USC

2025 Selden Ring Award recipients reflect on the honor at USC ceremony

Reporters Katey Rusch and Casey Smith told Annenberg Media they hope to continue and expand their reporting on corruption in law enforcement.

Two women sitting in front of greenery speak into a microphone.
Selden Ring Award-Winners Katey Rusch and Casey Smith spoke to Annenberg Media about their project "Right to Remain Secret" on March 10, 2025. (Photo by Nick Varela)

In 2019, reporters Katey Rusch and Casey Smith began investigating California law enforcement agencies during their second year of graduate school at UC Berkeley’s School of Journalism. They uncovered systematic patterns of misconduct masked under the guise of “clean-record agreements” that offer payouts to officers and perpetuate a cycle of corruption.

Five years later, the pair found that 163 police departments in California had entered into these agreements with roughly 300 officers. 108 of them were hired by other departments after being terminated for wrongdoing. Rusch and Smith’s exposé led to more than a half-dozen officers losing their jobs, losing their license, being investigated for license revocation or being removed from consideration for a chief position. Their findings were published in the two-part series “Right to Remain Secret.”

Today, they were awarded the Selden Ring Award for Investigative Journalism, the largest journalism prize in the country, during a ceremony at USC’s Wallis Annenberg Hall. In a partnership of over 35 years, the USC Annenberg School for Communication and Journalism and Ring Foundation have annually awarded investigative journalists $50,000 for high-impact work.

“Selden Ring is the first to announce during the award season and really solidifies that the work that you did, other people read it and found value in it,” Rusch said. “After working five years on one particular thing, that feels really gratifying.”

Rusch said in an interview with Annenberg Media that community impact was a top priority for the reporters throughout their project. They discussed how the “clean-record agreements” were costing taxpayers, unbeknownst to them, hundreds of thousands to millions of dollars to fund these confidential agreements. The pair said they believe it was their journalistic responsibility to share this open secret that has been a common practice for decades.

“We felt it was vitally important that if the taxpayers are paying people to execute these agreements, that the taxpayers are expecting to be protected, that we have a duty as journalists to expose what was happening in those communities,” Rusch said.

The pair recognizes that more work needs to be done, and their reporting can shed light on other agencies within California and nationwide.

Smith said she is looking forward to the opportunity to continue this reporting elsewhere, whether it is these agreements or not. Some states have legislation in place that attempts to address this unlawful behavior.

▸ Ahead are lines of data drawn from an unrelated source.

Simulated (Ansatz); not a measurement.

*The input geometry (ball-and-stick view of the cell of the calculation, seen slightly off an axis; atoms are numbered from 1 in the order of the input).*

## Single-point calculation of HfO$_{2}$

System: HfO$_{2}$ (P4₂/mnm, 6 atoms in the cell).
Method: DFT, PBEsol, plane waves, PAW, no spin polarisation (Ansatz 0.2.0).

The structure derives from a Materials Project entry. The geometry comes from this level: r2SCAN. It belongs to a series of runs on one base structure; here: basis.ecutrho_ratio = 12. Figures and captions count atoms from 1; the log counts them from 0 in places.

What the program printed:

Rusch is following a bill recently introduced to the California legislature by an assembly member from Los Angeles in February. The bill nullifies confidentiality terms that date back to when the agreements were signed. It also prohibits the terms of the “clean-record agreements” to be used in future agreements.

According to Rusch and Smith, they sent out thousands of inquiries for interviews and records and a third of the agencies did not hand over their agreements. Now, Rusch is also working with the American Civil Liberties Union to legally challenge departments who refused to release their agreements, including the Los Angeles County Sheriff’s Department, one of the largest police departments in the state.

“Investigative reporting is not easy, and it’s not easy as a working journalist to get time to do everything that it takes, to turn every page, to do 250 interviews, to dig deep into a system, to not just report at the surface level,” Smith said. “This project took so long, and it involved so much, you know, boots on the ground, phone calls being made, records being requested. That’s what was able to uncover a system.”

Rusch works at UC Berkeley’s Investigative Reporting Program as a data journalist and records request manager. Smith is a States Newsroom reporter for the Indiana Capital Chronicle.